This is a fun one…there are a couple of reasons why a query may scan indexes, or the table, even when there is an index that appears to support the particular query.

The most common causes are as follows:

  • Index is neither sufficiently selective nor covering
  • Index columns are in the wrong order to support the query
  • Query predicate is not SARGable

I'll briefly touch on each of these.

Index is insufficiently selective or not covering

For SQL Server to use an index for the evaluation of a query, one of two criteria needs to be true: the query needs to retrieve a small portion of the table, or the index needs to be a covering index.

A covering index is one where all the columns needed by the query are somewhere in the index. See http://www.simple-talk.com/sql/learn-sql-server/using-covering-indexes-to-improve-query-performance/ for further details on covering indexes.

When I say small portion of the table, I'm not talking half or a quarter or even 10%; the usual point where SQL Server will consider that a query is returning too much data to use a non-covering index is about 0.5% of the table. As a rough estimate, the cut-off point is the point where the number of rows returned exceeds 30% of the total number of pages in the table.

The reason for this cut-off is the expense of performing key lookups to retrieve the data not contained in the index, as shown in Figure 10.

The costly Key Lookup

Figure 10: The costly Key Lookup

Let's take an example query against a made-up table, and assume we have a non-clustered index on the Location column only.

SELECT  FirstName ,
        Surname
FROM    Customers
WHERE   Location = 'Tweebuffelsmeteenskootmorsdoodgeskietfontein'

Listing 6: Find customers located in "Twee Buffels"

Now it's unlikely that many people live in "Twee Buffels", so SQL Server can perform a seek operation on the index and fetch the rows that match that location.

Since the index is just on the Location column, all that SQL will be able to get back from the index is the Location column, and a pointer to the row in the base table (the pointer will be either the clustered index key or a physical RID). Having retrieved the rows from the index, SQL will then do lookups to the base table to fetch the rest of the required columns. SQL Server performs these lookups one row at a time.

If we assume that the query returns three rows, SQL has to do four separate data access operations to run that query, one seek on the non-clustered index and then three lookups to the base table, one lookup for each row returned by the seek. It's easy to see that these lookups become very expensive when a query returns many rows.

If we reran the same query with a location that returns 100,000 rows that would be 100,001 separate data accesses, each reading one or more pages (each lookup does a number of reads equal to depth of the clustered index tree, if the table has a clustered index, or one read if the base table is a heap).

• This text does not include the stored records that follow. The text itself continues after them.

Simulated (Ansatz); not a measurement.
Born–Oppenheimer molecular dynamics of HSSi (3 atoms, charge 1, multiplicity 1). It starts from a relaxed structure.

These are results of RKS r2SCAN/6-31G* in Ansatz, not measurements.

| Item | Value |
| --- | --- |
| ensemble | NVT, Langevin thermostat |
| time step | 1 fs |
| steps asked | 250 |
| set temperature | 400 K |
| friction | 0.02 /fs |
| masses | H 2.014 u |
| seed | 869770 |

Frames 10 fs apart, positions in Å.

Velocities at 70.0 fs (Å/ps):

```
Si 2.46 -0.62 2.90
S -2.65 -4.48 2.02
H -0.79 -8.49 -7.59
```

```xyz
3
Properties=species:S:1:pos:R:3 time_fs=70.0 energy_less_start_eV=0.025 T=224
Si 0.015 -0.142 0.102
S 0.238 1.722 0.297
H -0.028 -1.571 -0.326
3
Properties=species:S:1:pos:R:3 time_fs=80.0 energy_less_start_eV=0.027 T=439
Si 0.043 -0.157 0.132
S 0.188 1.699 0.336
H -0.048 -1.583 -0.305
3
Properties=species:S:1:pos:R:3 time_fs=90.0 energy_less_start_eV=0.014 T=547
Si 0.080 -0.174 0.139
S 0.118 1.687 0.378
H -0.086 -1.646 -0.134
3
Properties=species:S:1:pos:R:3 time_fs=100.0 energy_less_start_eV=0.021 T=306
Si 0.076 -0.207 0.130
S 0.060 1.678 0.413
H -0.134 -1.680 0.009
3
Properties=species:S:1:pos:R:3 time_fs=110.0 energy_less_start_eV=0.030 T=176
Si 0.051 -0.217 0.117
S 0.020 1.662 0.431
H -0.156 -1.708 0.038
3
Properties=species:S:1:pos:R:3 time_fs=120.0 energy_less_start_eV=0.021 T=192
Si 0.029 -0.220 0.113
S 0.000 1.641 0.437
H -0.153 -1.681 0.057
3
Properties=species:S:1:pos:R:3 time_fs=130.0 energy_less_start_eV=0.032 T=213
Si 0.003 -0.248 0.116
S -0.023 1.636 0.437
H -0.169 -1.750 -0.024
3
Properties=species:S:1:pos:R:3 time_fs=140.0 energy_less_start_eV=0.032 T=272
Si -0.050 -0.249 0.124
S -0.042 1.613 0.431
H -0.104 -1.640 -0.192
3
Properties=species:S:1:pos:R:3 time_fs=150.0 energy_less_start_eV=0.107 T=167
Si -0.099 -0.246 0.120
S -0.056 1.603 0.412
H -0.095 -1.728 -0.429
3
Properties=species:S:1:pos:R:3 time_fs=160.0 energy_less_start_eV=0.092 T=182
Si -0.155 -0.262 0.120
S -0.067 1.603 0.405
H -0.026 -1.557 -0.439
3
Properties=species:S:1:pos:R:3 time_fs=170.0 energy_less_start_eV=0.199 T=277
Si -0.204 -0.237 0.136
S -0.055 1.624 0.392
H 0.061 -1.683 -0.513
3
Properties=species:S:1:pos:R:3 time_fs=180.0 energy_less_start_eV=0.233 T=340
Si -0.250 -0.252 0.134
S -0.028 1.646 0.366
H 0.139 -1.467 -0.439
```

It's for this reason that SQL Server will choose not to do key lookups if the query returns a large number of rows; instead, it will perform a single scan of the whole table, which can very easily be more efficient in terms of IO than many, many, many single-row lookups

Another common cause of SQL Server choosing to scan is a query that contains multiple predicates, when no single index exists that has all the columns necessary to evaluate the WHERE clause. For example, an index on (FirstName, Surname), would fully support any query with a WHERE clause of FirstName = @FirstName AND Surname = @Surname. However, if there was one index on FirstName only, and a second separate index on Surname, then SQL Server can use neither one efficiently. It may choose to seek one index, do lookups for the other columns and then do a secondary filter; it may choose to seek both indexes and perform an index intersection, or it may give up and scan the table.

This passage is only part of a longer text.